Jesus showed us that it is the Father's will that we love all his children, even our enemies.


Saturday, 2/28/15

We can better appreciate today’s Gospel if we know the circumstances that brought Matthew to write it. We must go back to the total destruction of Jerusalem by the Romans in the year 70 a.d..

Not a stone was left upon a stone, and everyone in the city perished. However, the Pharisees, who had always cooperated with the Romans, were allowed to take away their families to settle in a campground they owned in a place called Jamnia on the Mediterranean coast.

They were left asking themselves how they could survive as a religion, when their religious life had centered on temple worship. The answer they came up with was that they would see the core of Judaism to consist in being strict observers of all the  old and new mandates of their law.

They immediately saw that since their expanded view  of the law forbade them to eat with Gentiles. Along with that, they saw that the tens of thousands of Jews who also saw themselves to be Christians would need to avoid mixing with Gentle Christians if they wanted to remain Jewish.

Looking at the situation retroactively, they began saying that Jesus, by mixing with Gentiles, even eating with them, had by his example set out to destroy the law and the Prophets.

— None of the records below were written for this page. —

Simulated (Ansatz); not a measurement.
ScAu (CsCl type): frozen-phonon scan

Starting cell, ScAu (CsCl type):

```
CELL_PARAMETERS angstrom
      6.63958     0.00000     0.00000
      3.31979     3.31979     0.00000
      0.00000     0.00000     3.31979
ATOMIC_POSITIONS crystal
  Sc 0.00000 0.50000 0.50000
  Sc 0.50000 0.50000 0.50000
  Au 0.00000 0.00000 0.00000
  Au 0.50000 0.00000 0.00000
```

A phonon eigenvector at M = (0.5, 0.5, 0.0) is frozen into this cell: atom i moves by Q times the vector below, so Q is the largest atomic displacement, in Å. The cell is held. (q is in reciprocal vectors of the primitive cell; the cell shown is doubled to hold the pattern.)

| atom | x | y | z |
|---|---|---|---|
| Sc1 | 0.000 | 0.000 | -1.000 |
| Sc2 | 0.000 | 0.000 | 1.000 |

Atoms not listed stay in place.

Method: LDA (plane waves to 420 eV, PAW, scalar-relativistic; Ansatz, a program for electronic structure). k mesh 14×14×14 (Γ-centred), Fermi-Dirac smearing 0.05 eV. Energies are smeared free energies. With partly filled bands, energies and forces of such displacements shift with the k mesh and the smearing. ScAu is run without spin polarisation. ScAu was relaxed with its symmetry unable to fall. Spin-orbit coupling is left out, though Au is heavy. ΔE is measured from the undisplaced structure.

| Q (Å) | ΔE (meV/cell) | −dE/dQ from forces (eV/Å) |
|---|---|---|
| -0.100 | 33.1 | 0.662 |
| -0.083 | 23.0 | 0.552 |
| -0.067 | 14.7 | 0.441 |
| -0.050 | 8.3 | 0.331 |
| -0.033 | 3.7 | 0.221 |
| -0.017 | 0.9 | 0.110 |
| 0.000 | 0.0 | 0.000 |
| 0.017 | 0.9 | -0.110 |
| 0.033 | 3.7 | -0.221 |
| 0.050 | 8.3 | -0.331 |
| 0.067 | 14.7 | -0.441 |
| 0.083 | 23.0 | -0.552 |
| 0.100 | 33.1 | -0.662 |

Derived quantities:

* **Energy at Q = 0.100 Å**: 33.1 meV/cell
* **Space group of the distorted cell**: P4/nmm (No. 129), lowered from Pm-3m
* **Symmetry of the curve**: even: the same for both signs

In writing his Gospel to refute that claim, Matthew quoted Jesus as saying, “I did not come to destroy the law and the prophets. I came to fulfill them.”

In his Sermon on the Mount Jesus, one by one, took the mandates of the Old Law, showing how the Father had sent him to bring them to completeness. In God’ s eyes it is not enough to avoid adultery, we must also avoid lusting. It is not enough to love one’s neighbor, we must love all of God's children.